We were delighted to have our largest and, dare we say, most appreciative audience yet at our most recent concert at Christ Church. Thanks to all who attended and supported us. Here is a review of the concert by Victoria Kingham at Hastings Independent Press.


Max Baillie and Guests

If you think you don’t like classical music, if you think it’s boring, difficult, too long, can’t dance to it, only for old people, go to a St. Leonards Music concert and you are guaranteed to change your mind. Max Baillie is a violinist of extraordinary gift, and an engaging impresario. His lucid introductions to his concerts make them not only intelligible but fun. He prefaced this concert – Beethoven’s Trio No. 3 and Brahms’ Piano Quartet No. 25 – with two short readings from The Lexicon of Musical Invective, a collection of horrid things critics and composers have said about composers. Beethoven “first fills the soul with sweet melancholy, and then shatters it by a mass of barbarous chords. He seems to harbour together doves and crocodiles,” wrote one critic in 1810. Of Brahms, in 1886, Hugo Wolf wrote that he had perfected “the art of composing without ideas”, and of his “mousy obsequiousness”. Tchaikovsky pulled no punches however and wrote in his 1886 diary that Brahms was “a giftless bastard!” [1886].

Baillie’s trio (Alasdair Beatson on piano, Alexander Baillie on cello) proceeded to the Beethoven Trio with the brilliance and effervescence of three musicians with complete mastery over their material. I have rarely seen a more spirited, intelligent, or enjoyable performance. To say they played it correctly, faultlessly, would be to understate their achievement.  Under their hands, Beethoven’s music had grace, shape, voice, dialogue, beautiful cohesion – endless qualities over and above mere notes. They made evident the astonishing variety within its four movements, a question-and-answer first movement with some crazy pizzicato strings and a glittering waterfall of notes from the piano, then a (very brisk!) lullaby, a minuet and trio and a last movement of fiendish speed and difficulty, ending with an elegant little flourish, pause, and stop. 

Popular musicians strive on stage to mimic the highly-produced sound of a recording. To a lesser extent, recorded jazz sometimes seems more fluent (though perhaps less exhilarating) than live jazz. But hearing a classical quartet of this quality play live, at close quarters, in a space with an acoustic designed specifically to sound Heavenly, watching them move through rhythmic patterns, effervescing, thoroughly enjoying their interconnecting phrases, and above all sounding loud, transcends the quality of any recording. 
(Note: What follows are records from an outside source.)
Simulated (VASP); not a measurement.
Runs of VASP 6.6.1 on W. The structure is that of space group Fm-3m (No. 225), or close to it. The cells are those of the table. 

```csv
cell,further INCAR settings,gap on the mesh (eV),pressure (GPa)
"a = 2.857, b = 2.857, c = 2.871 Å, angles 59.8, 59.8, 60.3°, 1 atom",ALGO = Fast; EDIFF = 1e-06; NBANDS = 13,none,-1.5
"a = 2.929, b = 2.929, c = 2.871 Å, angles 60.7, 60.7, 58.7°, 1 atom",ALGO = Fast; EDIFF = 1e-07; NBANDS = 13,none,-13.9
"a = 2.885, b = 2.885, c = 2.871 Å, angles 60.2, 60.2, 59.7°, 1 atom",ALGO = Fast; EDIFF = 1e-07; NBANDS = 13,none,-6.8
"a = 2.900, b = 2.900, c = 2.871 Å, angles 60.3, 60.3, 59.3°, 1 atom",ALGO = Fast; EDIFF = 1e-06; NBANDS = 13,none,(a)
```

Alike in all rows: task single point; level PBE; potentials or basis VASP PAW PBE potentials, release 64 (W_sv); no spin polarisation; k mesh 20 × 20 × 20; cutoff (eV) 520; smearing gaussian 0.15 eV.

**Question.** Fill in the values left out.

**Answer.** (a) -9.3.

The enthusiasm of the audience is always apparent in Christ Church, not least because most people know one another and everyone greets everyone – in the interval there was quite a party atmosphere. People settled, however, and the trio were joined by Anne Beilby, a notable viola player, for the Brahms. The contrast between the two compositions, (pointed out by Baillie in his introduction) became particularly apparent. Brahms’ melodies are stately, more marked, less surprising than Beethoven’s. The drama of this piece is in the dynamics, the build, the depth, the song-like development, the fortes and the pianos, the emphasis on the lower register and the melodic swell and ebb. In the first movement, the piano talks to the strings (in contrast to the Beethoven Trio where the strings talk among themselves and have an independent conversation with the piano). In the second, the cello forms a shelf of dizzy triplets underpinning the other strings and piano in a lyrical melody which rises in intensity then fades twinkling away. There’s a beautifully elegant third movement with a kind of dance in the middle in a slow three, and a breathtakingly fast, virtuoso-difficult fourth movement.

These four are indeed rare musicians of the highest order. Hearing these compositions played at this level of expertise with this level of commitment and sheer pleasure in the exposition, it is hard to imagine any music less reptilian, or less mousy.